I have a list of items that I need to filter based on some conditions. I'm wondering whether Dask could do this filtering in parallel, as the list is very long (a few dozen million records).
Basically, what I need to do is this:
items = [
{'type': 'dog', 'weight': 10},
{'type': 'dog', 'weight': 20},
{'type': 'cat', 'weight': 15},
{'type': 'dog', 'weight': 30},
]
def item_is_valid(item):
item_is_valid = True
if item['type']=='cat':
item_is_valid = False
elif item['weight']>20:
item_is_valid = False
# ...
# elif for n conditions
return item_is_valid
items_filtered = [item for item in items if item_is_valid(item)]
With Dask, what I have achieved to do is the following:
def item_is_valid_v2(item):
"""Return the whole item if valid."""
item_is_valid = True
if item['type']=='cat':
item_is_valid = False
elif item['weight']>20:
item_is_valid = False
# ...
# elif for n conditions
if item_is_valid:
return item
results = []
item = []
for item in items:
delayed = dask.delayed(item_is_valid)(item)
results.append(delayed)
results = dask.compute(*results)
However, the result I get contains a few None
values, which then need to be filtered out somehow in a non-parallel way.

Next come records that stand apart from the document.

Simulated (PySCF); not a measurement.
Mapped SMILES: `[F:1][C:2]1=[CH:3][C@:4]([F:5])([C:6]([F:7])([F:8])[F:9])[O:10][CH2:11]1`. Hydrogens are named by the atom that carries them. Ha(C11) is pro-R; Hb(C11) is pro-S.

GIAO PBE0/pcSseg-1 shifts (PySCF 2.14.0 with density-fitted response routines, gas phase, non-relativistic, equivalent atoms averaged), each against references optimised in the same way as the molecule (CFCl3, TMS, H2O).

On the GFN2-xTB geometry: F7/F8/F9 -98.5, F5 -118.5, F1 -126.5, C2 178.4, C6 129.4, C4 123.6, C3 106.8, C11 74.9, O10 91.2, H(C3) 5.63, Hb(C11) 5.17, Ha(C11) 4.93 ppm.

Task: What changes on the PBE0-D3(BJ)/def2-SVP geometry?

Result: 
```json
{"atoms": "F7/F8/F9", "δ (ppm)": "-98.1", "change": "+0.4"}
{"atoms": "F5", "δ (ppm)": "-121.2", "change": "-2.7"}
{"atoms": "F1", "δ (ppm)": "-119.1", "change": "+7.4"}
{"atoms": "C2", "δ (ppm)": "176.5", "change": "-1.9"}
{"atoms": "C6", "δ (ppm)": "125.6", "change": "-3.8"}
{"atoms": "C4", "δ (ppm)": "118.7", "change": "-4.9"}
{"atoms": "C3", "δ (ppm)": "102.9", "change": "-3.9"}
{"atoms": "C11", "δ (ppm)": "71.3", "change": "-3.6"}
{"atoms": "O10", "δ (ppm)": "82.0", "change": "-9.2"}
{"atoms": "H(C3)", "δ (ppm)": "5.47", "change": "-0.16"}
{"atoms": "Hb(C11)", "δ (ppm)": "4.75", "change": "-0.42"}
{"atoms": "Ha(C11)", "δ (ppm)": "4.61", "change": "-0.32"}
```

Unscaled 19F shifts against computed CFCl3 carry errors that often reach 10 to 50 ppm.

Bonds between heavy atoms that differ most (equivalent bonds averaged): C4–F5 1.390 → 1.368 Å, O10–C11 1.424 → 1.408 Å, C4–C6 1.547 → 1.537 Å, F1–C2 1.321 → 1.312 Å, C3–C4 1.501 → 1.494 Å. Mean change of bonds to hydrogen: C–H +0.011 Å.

({'type': 'dog', 'weight': 10}, {'type': 'dog', 'weight': 20}, None, None)
Perhaps the bag
API will work you, this is a rough pseudo-code:
import dask.bag as db
bag = db.from_sequence() # or better yet read it from disk
result = bag.filter(item_is_valid) # note this uses the first version (bool)
To inspect if this is working, inspect the outcome of result.take(5)
and if that is satisfactory:
computed_result = result.compute()